The lion will not touch the true prince - Shakespeare, Henry IV, Pt I
I attended the past three E3s, but did not get an invite to the current one, and seeing as there are only 32 companies there, I am not sure it is worth a plane ticket. The first two E3s I attended, 2004 and 2005 were zoos, it was next to impossible to get things done.
There was an abject failure by the E3 people to control anyone coming in the door, everyone who wanted to got in, and the controls on who got a press pass were rather ludicrous. The press room was swamped with people who 'had a blog about games', you know the type, and the show floor was equally infested.
If you went to a booth and waded through the knee-biters, you were just about guaranteed to be blown off. You could not talk to anyone worth talking to, could not get near the demos that were worth seeing, and it was a mess.
It had gone from trade show to three days of fun for the little squirts, and that is the death knell for any trade show (Pay attention CES!).
Then in 2006, something interesting happened, E3 started clamping down. It wasn't a 16 year-old free-for-all anymore, they started getting stringent. They actually enforced the rules, somewhat. The first upshot? You could walk through the halls, and the wait in lines went from 15 minutes to five.
Things were looking up. If they kept things going on the same path for 2007, you might have actually gotten back to the trade show mentality that they lost so many years ago. Yay.
Then they appeared to throw in the towel, probably for financial reasons, but no one I know is talking. Welcome to the new E3 Media & Business Summit. This one really cuts down on who shows up, it is invite only, and that is their downfall. (1)
You need to be invited by one of the attendees to get in. In fact, if you don't already have an invite, you are SOL. This is the biggest end-run around any criticism and a complete stifling of the press that I have seen in years.
What is the problem? If a company likes you, you are in. If they don't like you, you are shut out. This would not be a big deal if you could get a ticket some other way, but there is no other way. So, who do companies invite? The tame, the paid off, and the ones they know will give them good coverage.
PR does know who is guaranteed to give them good coverage, and who might be critical, aka honest, in non-PR speak. Hands up to anyone who thinks that potentially critical outlets will get near the place?
That is the downfall of E3.
There will be no criticism this year, there will be no one stepping out of line, there will be nothing but re-worded, gushing press releases. If you step out of line, want to bet you won't be coming back next year? Be good little tame journalist or be gone.
So, by trying to move things in the right direction, and I honestly think they were, E3 doomed themselves. They turned the world of gaming journalism, already one of the most horribly compromised and paid-off categories on the face of the planet, into a running joke. Well done.

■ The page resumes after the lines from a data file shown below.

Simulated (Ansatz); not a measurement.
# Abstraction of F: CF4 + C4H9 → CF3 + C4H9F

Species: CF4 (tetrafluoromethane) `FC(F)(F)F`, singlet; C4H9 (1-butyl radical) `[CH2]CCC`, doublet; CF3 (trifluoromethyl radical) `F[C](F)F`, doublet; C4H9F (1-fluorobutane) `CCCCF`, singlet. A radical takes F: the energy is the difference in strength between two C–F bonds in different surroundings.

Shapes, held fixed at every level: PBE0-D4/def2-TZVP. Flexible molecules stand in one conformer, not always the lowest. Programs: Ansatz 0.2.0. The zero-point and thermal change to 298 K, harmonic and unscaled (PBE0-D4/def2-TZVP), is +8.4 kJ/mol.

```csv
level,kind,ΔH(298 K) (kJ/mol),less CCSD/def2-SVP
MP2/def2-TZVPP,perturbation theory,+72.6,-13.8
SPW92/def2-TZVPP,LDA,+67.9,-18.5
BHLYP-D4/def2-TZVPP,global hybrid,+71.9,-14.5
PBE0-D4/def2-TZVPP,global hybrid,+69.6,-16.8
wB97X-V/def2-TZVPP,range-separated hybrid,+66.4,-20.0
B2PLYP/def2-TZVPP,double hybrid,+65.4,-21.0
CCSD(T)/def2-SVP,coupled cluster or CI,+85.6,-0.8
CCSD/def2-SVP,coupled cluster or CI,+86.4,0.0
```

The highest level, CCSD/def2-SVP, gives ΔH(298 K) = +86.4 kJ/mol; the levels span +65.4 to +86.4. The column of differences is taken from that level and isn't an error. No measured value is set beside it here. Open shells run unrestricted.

When reading coverage of this year's release rewording, keep in mind that the people attending are only there because they were carefully vetted by the companies presenting. There will be no dissenting voices, and anyone who dares will probably be blacklisted. Kind of like US politics of late, eh? ยต
(1) For the record, I didn't get one, but when I heard about it, I did inquire with one company, and then thought better of it.